Tuesday, March 1, 2011
Flipping Scenes, Back to Openlife
Location: Openlife Grid
I have covered Openlife, briefly, in this blog. I had found performance and stability to be increasing there, but last month I spent several hours in-world there, writing a review for Prim Perfect, and discovered a passionate and small community of builders at work.
My Prim Perfect columns do include advocacy of a grid's best features, and Openlife has something I'd not encountered in a another virtual world: scene flip. This permits a region manager to set up five different "scenes" for a region and, with the push of a button, reload everything. Thus a roleplaying community in a space-opera setting might have ready, with just a flip, a massive starship interior, an alien world, and an empty-space starfield for space combat.
Openlife's founder, Sakai Openlife, has persevered through a difficult update and the issues with performance that stymied my trips there in 2008 and 2009. This grid is worth another look, and several residents responded to my requests for advice with great enthusiasm.
Pantaiputih Korobase came to the grid in November 2008, after he "escaped" Second Life for a new base of operations. Like the other Openlife residents I met, he notes that the new grid "made me personally turn into a much more active user, OL made me create, decorate regions with my own buildings and made me learn all the time. More over and most importantly, I made some really good friends in OL."
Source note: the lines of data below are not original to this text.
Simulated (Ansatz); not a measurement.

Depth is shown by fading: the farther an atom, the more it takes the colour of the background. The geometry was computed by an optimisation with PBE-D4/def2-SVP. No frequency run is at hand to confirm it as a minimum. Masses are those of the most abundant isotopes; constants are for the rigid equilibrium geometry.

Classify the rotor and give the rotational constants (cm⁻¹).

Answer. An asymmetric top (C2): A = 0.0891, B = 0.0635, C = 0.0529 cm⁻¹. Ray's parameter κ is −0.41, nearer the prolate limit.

His thoughts were echoed by Shai Khalifa and Cheops Forlife, who talked to me in-world and, in Shai's case, met me at the Over the Rainbow region to discuss the work of builder Surreal Numbers. The build quality of several sims was as good as anything I have seen in SL.
My Prim Perfect column will cover more details soon. But for builders and social users who want a small and closed grid with good prices, Openlife remains an attractive alternative. Educators needing hypergrid access might not find the grid to their liking, but scene-flip alone makes handling OAR files of regions very simple work for changes to simulations "on the fly."